The 2011 title fight could prove to be a high watermark for GP2 in years to come. Driving for Addax, van der Garde did battle with Grosjean, Filippi, Jules Bianchi, Sam Bird and Pic all season, and were it not for those disastrous final two weekends he would have probably been second in the final reckoning.
It is widely accepted that this year's field isn't a match for 2011, but the only man to stay on from last year's leading bunch sees plenty of potential rivals.
"The competition last year was very tough, and this year is a bit thinner," he admits. "But you never know who will step up and be quicker. I'm sure [Esteban] Gutierrez will be there with ART [Lotus GP], [Stefano] Coletti will be strong with Coloni, and of course [Marcus] Ericsson works well with iSport. Then you have some strong rookies as well.
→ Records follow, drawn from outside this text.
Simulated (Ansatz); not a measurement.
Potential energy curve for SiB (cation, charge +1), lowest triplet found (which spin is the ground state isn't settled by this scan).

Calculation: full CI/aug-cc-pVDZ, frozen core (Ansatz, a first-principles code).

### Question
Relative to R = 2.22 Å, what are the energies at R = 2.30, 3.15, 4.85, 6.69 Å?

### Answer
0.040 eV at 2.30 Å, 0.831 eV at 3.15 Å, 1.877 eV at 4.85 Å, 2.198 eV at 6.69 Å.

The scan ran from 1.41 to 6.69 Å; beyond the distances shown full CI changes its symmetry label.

"GP2 is a series where you don't have much track time, so it is very hard. It's a steep learning curve, and you have to be straight on it all the time. So I feel good going into this season and now I'm just looking forward to seeing where we are."
Throughout the interview van der Garde does his best not to bite when pushed on the subject of being the title favourite. Grosjean did a similar thing in the early going last year, but by the time his graduation to Formula 1 was confirmed, he admitted that he knew the championship success had played a big part in landing him a move to the big time.